Transit Museum celebrates subway system’s 110th birthday
The Transit Museum in Downtown Brooklyn celebrated the 110th birthday of the New York City subway system on Saturday with music, food, kid-friendly workshops, a special cake and a ride on a vintage-1932 subway train.
The museum is located within the former Court Street station of the long-defunct Court Street Shuttle, on Schermerhorn Street between Court Street and Boerum Place. Guests enter through what was once one of that station’s entrances and walk down a flight of stairs past a “token booth” that’s now purely decorative.
The city’s first subway line, from 145th Street to City Hall in Manhattan, opened on Oct. 27, 1904. Parts of that original line have been incorporated into the “lettered-train” system. The subway reached Brooklyn in 1908, and new lines soon followed.

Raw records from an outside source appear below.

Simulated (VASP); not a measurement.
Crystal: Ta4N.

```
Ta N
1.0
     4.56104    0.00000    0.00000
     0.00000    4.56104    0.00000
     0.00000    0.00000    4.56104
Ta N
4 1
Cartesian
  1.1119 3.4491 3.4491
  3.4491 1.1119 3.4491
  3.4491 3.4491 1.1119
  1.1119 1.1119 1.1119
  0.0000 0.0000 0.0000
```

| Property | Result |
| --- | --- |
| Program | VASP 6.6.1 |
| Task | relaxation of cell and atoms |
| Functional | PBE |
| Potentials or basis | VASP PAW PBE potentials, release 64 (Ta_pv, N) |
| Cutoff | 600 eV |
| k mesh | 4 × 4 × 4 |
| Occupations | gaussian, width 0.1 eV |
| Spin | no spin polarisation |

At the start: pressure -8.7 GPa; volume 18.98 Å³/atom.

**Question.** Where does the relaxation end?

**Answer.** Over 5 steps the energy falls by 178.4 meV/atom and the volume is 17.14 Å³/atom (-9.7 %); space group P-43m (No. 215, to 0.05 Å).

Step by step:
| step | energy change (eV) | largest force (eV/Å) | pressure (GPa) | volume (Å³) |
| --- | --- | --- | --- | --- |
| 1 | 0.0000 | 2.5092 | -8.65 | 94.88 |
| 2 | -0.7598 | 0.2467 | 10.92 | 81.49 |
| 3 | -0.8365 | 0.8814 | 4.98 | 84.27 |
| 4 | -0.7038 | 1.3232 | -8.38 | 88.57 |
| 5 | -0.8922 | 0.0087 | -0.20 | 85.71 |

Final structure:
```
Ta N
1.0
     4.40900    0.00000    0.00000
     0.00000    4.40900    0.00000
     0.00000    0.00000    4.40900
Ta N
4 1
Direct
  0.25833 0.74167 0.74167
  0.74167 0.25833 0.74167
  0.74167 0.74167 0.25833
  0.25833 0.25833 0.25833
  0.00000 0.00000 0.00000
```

At the museum kids had fun drawing with crayons, putting together train layouts from a wooden kit and more. Meanwhile, musicians Lloyd H. Miller and Chris Johnson, of the children’s band the Deedle Deedle Dees, entertained the crowd. One song, “Brooklyn by Bike,” took a musical trip from Prospect Park to Coney Island. Another, “Nellie Bly,” informed the kids about different modes of transit. It mentioned airplanes, buses and minivans before it told them that the real Nellie Bly made her 1889 trip around the world by boat. A third song, “Battle of Brooklyn,” described the Revolutionary War battle that took place in and around Park Slope.